# 1969 JD-500 Series A - Won't shift into gear



## Jay_Jones (Sep 2, 2016)

Hello all,

I was running my 1969 JD-500 Series A today and after backing up, pushed in the clutch/inching pedal, shifted into forward and it stayed right in the same place. It seems it won't shift into gear anymore. It didn't make any kind of noise or anything. It kinda just seems like the clutch pedal is stuck, or the gear shifter is in park or neutral. Selecting any gear or forward or reverse has no effect on the transmission it seems.

Where should I begin to trouble shoot?

I checked the linkage for the clutch pedal and it appears to be working correctly, and I checked the "tow" lever and it appears to be in the proper location as well.

If I push the machine ahead with the backhoe, the wheels appear to turn freely.

I'm not very experienced with heavy equipment and have only been using this machine for a year now.

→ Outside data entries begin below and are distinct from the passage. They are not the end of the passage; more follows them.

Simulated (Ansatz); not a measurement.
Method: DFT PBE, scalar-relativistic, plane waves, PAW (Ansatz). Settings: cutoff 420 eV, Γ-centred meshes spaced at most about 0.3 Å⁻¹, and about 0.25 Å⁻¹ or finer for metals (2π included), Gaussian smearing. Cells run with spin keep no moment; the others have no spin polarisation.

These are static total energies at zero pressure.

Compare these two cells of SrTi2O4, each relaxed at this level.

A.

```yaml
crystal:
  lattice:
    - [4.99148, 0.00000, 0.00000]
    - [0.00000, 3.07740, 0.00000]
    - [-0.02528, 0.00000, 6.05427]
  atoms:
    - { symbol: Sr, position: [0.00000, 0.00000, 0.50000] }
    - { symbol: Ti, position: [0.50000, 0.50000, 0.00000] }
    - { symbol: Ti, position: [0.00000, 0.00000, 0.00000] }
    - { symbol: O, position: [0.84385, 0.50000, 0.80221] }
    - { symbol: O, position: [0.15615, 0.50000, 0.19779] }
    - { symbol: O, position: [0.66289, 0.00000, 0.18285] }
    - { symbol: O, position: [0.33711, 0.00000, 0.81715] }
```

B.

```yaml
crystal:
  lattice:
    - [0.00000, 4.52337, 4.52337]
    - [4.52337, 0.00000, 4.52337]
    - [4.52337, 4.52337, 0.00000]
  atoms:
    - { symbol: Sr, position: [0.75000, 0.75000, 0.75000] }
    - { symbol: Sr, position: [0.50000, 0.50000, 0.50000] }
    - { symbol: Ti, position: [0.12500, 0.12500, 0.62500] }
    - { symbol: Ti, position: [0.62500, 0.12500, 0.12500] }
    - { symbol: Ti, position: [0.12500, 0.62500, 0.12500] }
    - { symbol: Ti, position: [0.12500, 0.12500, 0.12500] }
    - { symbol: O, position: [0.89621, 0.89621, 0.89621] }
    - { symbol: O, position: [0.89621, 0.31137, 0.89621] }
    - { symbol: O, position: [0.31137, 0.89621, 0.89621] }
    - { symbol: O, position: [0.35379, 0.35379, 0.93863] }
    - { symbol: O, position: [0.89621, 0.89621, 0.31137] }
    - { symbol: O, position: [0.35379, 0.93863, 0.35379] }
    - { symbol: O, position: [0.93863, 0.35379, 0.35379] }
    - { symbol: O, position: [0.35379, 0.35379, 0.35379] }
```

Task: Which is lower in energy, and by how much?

Any help would be greatly appreciated.

Thank you!


----------



## RC Wells (Dec 26, 2008)

Depending on the transmission you have, it could be the "power shift" clutch may be in need of replacement, or if you have the collar shift transmission you may need to pull the cover with the shift forks and be sure that a fork has not slid loose from the gear selector shafts.


----------



## Jay_Jones (Sep 2, 2016)

In case anyone else runs into this, it ended up being the transmission "Tow" disconnect lever...the pin had come out and the shaft turned, disabling the transmission.


----------



## TraderMark (Nov 15, 2011)

Thanks for posting what you found wrong.
So often posts like this never has the resolution posted.
I wish I could have been of some help, but this wasn't my area of expertise.

Mark


----------